A surprise economic contraction masked accelerating growth in consumer and business spending that may bode well for this year, while the Federal Reserve hinted Wednesday that conditions are improving even as it stuck with its massive bond-buying program.

Q4 gross domestic product fell at a 0.1% annual rate, the Commerce Department said Wednesday in its initial reading, the first decline since Q2 2009.

Analysts expected a 1% rise. For the year, growth picked up to 2.2%, from 1.8% in 2011.

Stocks shrugged off the surprise economic retreat and a separate report showing solid private-sector hiring in January. But they retreated modestly in the afternoon after the Fed's improved tone raised some doubts about how long it will continue the flood of monetary stimulus.

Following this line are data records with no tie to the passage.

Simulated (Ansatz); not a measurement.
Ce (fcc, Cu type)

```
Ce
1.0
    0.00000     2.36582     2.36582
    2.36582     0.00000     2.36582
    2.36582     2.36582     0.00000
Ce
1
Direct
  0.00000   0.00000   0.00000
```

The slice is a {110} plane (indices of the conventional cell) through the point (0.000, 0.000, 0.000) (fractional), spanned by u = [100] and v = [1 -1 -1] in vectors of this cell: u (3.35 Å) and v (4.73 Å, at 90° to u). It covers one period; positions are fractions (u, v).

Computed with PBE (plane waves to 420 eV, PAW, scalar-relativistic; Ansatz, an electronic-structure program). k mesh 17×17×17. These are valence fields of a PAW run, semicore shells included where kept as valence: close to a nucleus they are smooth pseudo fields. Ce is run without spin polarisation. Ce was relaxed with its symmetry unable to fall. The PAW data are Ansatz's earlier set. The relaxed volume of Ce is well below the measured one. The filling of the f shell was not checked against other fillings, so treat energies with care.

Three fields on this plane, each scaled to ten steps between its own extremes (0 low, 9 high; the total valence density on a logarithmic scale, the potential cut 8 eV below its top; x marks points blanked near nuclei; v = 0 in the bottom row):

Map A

Defense spending sank at a 22% annual rate in Q4 after jumping 9.5% in Q3. Overall federal spending fell 15% in Q4, the steepest decline in nearly 40 years, contributing to a 1.25-percentage-point drag on GDP.

Lower inventory restocking also slashed another 1.3 percentage points off GDP, following a 1.1-point bounce in Q3. Exports sank at a 5.7% rate in Q4, the first quarterly drop since early 2009.

But consumption rose 2.2%, the most since Q1 2012, led by a surge in durable goods spending. The housing recovery fueled a 15.3% increase in residential investment, more than in Q3 and Q2.

Business investment rebounded to 8.4% growth after a 1.8% fall in the prior quarter. Investment on equipment and software leapt 12.4%, the most since Q3 2011. The gains came despite uncertainty over the fiscal cliff at year's end.

Such signs of strengthening consumers and businesses could mean they are looking past a pattern of political crises followed by last-minute deals, said Bernard Baumohl, chief global economist for the Economic Outlook Group.

"The private sector is going to take charge and show less anxiety about Washington," he said. "There's a sense that people have seen this movie before.

He sees the Q4 contraction eventually getting revised up to show expansion, with quarterly growth speeding up past 3% throughout this year helped by the release of more pent-up demand.

While the improvement in consumption is positive, it remains well below its long-term average of about 3.4% and even further below what's needed in a recovery stage, said Dan North, North America chief economist at Euler Hermes. The growth in final sales — which exclude inventory changes — also ought to be much stronger than Q4's 1.1%.

Even when leaving out government spending and inventories, "you're still left with a really bad report," he said. "You're still chugging along in this subpar recovery.

Higher payroll taxes this year also will hurt consumption in Q1, and uncertainty lingers over what lawmakers will do about steep automatic budget cuts, including to defense.

The economy's underlying trajectory remains stable yet weak, North added, and what's needed to get out of that trend is a credible, long-term plan to rein in federal budget deficits and debt.

The GDP report reinforces views that the Fed will continue its bond-buying program through 2013. Minutes from the December meeting showed some policymakers want it to end in mid-2013.

As expected, the central bank left its quantitative easing unchanged at $85 billion a month. Policymakers noted that growth in economic activity "paused" recently due in part to Superstorm Sandy.

But overall they were less gloomy, saying they "expected" moderate growth to continue and the jobless rate to decline. The December Fed statement said they were "concerned" that job conditions wouldn't improve without heavy stimulus.

The private sector created 192,000 jobs in January, topping forecasts of 172,000, and the fifth straight month of accelerating hiring, according to payroll processor ADP. Small-business hiring was the best in seven years. But large companies shed jobs and factories reduced staff for the sixth time in seven months. Construction firms did add 15,000.

The Labor Department releases its monthly employment report Friday.